Kawhi Leonard carrying hopes of a franchise, dreams of a city on his back

Toronto Raptors forward Kawhi Leonard hoists the trophy after the Raptors won the Eastern Conference Final against the Milwaukee Bucks. (Frank Gunn/CP)

TORONTO — It’s Kawhi’s team. Maybe even his city. We just live here.

For 24 years the Toronto Raptors have been trying to find their way, break through. Be a factor. Get noticed.

One season has changed all of that. One night has changed everything.

The Raptors are going to the NBA Finals. They will play the Golden State Warriors, the two-time defending champions, the best team of this and quite possibly any generation.

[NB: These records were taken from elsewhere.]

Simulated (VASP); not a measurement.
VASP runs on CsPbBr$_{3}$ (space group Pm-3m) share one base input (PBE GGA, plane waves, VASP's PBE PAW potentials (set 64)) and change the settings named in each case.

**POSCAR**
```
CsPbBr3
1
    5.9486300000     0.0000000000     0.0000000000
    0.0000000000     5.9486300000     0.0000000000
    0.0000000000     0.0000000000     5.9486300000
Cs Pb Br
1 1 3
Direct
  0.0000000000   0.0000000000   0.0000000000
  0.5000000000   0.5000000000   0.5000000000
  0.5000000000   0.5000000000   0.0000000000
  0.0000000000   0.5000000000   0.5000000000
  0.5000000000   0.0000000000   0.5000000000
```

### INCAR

For years Kyle Lowry, the Raptors’ longest-serving player, has helped the team to remarkable regular seasons that ended in varying degrees of playoff disappointment.

On Saturday night Lowry’s kids were wrestling around on the floor at Scotiabank Arena littered with confetti.

The Finals start on Thursday in Toronto. The basketball world will be coming here and staying the weekend. The Raptors are hosting the party.

Leonard brought them here because the enigmatic superstar came North via trade and has given it everything. The only load Leonard is managing now are the dreams of a city, the hopes of a franchise, the imagination of a nation.

It seem like he’s up to it.

“He’s been unbelievable,” said Raptors president Masai Ujiri during the trophy presentation. “He’s the best player in the league and we’re happy he’s in Toronto.”

For how long — Leonard, you may have heard, is a free agent this summer — doesn’t really matter. Not now. He’s here and he’s delivered.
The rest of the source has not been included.